Hanna Who Fell from the Sky
by Christopher Meades
Hardcover: 352 pages
Publisher: Park Row Books
From highly acclaimed, award-winning author Christopher Meades comes a magical, provocative tale of forbidden love and one girl’s struggle for liberation
Hanna has never been outside her secluded community of Clearhaven. She has never questioned why her father has four wives or why she has fourteen brothers and sisters. And in only one week, on her eighteenth birthday, Hanna will follow tradition and become the fifth wife of a man more than twice her age.

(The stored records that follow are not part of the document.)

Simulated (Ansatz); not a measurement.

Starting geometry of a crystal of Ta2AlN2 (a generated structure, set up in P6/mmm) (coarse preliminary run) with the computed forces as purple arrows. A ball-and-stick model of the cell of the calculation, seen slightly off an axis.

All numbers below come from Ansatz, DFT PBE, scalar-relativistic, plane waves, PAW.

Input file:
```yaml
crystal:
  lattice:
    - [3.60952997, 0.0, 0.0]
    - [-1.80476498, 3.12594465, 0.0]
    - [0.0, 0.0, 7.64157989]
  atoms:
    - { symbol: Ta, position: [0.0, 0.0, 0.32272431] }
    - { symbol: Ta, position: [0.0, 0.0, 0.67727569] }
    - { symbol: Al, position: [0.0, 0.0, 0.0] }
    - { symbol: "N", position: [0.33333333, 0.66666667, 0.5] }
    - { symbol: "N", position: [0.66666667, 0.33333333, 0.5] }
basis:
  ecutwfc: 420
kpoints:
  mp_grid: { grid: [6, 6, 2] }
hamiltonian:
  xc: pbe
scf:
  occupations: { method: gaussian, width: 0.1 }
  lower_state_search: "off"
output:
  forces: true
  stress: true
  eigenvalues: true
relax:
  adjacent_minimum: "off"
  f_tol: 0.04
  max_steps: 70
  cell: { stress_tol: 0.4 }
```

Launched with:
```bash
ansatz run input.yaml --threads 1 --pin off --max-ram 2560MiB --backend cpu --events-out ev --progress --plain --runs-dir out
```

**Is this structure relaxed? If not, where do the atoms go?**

But just days before the wedding, Hanna meets Daniel, an enigmatic stranger who challenges her to question her fate and to follow her own will. Then her mother tells her a secret—one that could grant Hanna the freedom she’s known only in her dreams. As her world unravels around her, Hanna must decide whether she was really meant for something greater than the claustrophobic world of Clearhaven. But can she abandon her beloved younger sister and the only home she’s ever known? Or is there another option—one too fantastical to believe?
With lush, evocative prose, Christopher Meades takes readers on an emotional journey into a fascinating, unknown world—and, along the way, brilliantly illuminates complexities of faith, identity and how our origins shape who we are.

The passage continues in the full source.